Their squabble escalated.
"If my husband and I were having sex and it touched my anus, do I need to go turn myself in to some health official?" Danburg asked.
"I suggest your husband goes to see a doctor about his aim," Chisum replied.

Liberal women in Texas have been fighting this fight for a very long time, and they know how to do it.

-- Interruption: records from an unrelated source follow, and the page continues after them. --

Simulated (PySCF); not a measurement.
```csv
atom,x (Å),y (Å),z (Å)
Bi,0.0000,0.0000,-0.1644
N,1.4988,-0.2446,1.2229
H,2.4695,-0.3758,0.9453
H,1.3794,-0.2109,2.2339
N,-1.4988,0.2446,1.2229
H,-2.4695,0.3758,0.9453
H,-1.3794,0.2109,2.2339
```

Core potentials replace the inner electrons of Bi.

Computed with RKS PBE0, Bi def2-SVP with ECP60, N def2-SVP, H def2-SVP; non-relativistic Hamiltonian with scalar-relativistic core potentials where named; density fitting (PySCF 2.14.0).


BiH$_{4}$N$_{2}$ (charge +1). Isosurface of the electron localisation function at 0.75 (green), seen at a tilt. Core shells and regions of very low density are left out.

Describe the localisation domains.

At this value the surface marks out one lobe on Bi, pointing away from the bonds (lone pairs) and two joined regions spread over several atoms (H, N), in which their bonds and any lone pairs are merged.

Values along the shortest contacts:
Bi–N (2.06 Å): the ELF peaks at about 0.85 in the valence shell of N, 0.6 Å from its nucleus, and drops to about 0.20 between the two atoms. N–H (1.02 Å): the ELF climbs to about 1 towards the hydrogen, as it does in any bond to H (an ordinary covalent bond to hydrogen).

This abortion debacle, like the great dildo wars and fights over sodomy laws before it, demonstrates the deep divides that characterize Texas politics. While the primary system means the Republicans who control the state are wholly owned by the hard right—something Lt. Gov. David Dewhurst learned recently when he failed to out-right-wing Ted Cruz in the Republican primary for Senate—Texas has plenty of liberal strongholds. It's not just Austin, the famously liberal capital, either. All the major cities in Texas and most of the counties bordering Mexico also vote heavily Democratic, as this electoral map from 2012 shows:

texas map

Texas will likely stay Republican in the near future, but the long run is more up for grabs. Despite its rednecky image, Texas is incredibly racially diverse, one out of only five states in the country where whites are actually in a minority. As the rolls of voters of color swell, the hard-right politics-as-usual will be harder to defend. This week's abortion debate may just be a taste of what's to come, especially as it has emboldened these often quiet ranks of Texas liberals.